[Info-vax] HDF5 going going, perhaps soon gone from VMS?

John E. Malmberg wb8tyw at qsl.network
Wed Aug 19 08:09:06 EDT 2015


On 8/19/2015 4:21 AM, Dirk Munk wrote:
> Dirk Munk wrote:
>
> Supplying groups like these with free VMS Itaniums is a bit difficult.
> But couldn't VSI set up an online software development server for
> projects like these? VSI could set up a complete environment for HDF,
> set up accounts etc. as a kind of service. They could offer some support
> for VMS specific questions etc. Projects returning or staying on VMS is
> always good news I suppose.

HP has(had?) an open source cluster with free access set up for this 
already.  I have not used it for a while because the latency to India 
was too high, and I currently can not reach it.

Free Alpha emulators are also easily available.  And most Alpha source 
will just build and run on Itanium.

The issue is that for VMS support, you need at least one VMS advocate 
dedicating significant time to do testing and development.

You will find that every other OS supported by an open source project 
has at least one maintainer active on the support forum for it.

In the case of Python 3.6x future VMS support being removed that was 
brought up last year, several VMS people on the python indicated that 
they wanted to help.

I set up a cpython repository on vms-ports and did some test builds of 
the development cpython with the VMS support removed.

I had to make some updates to the GNV LD/CC wrapper to get the basic 
build to work, and was able to get the python interpreter building, 
running, and also got most of the dynamically loaded extension libraries 
working.

And most of the stuff that is on my todo list to get things completed 
appears to have never been done for the existing VMS port of Python 
2.7.x, and are blocking me from using Python 2.7.x for some personal 
projects.  Until that can be fixed, I have to use a Linux host.
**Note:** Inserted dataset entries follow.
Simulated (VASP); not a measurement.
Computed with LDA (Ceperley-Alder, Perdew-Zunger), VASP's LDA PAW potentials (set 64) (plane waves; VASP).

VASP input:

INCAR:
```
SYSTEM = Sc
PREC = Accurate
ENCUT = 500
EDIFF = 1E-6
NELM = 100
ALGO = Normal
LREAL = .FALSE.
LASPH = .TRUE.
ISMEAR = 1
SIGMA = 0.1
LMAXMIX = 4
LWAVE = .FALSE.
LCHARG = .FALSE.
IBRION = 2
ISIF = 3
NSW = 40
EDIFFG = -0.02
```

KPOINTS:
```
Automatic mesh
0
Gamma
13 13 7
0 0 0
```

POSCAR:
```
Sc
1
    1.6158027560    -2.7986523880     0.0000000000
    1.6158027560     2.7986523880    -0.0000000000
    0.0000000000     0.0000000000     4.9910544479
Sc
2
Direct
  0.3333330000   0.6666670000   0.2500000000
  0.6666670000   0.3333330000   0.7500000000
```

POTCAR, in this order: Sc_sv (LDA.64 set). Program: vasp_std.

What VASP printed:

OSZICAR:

None of the VMS people on the Python list have responded to the posts 
that I had a build procedure set up.

The build of Python 3.x only has some very small modifications to the 
existing python code, and those have been submitted as non VMS specific 
patches.

With the updates to GNV, instead of trying to maintain manual edits of 
the upstream library, we are using first include files and supplemental 
libraries to the CRTL as the preferred method, and if a source change is 
needed, a TPU script is used.  Bash needed that.

This allows us to build a current Bash, coreutils, grep, sed, with 
minimal effort when a new release comes out.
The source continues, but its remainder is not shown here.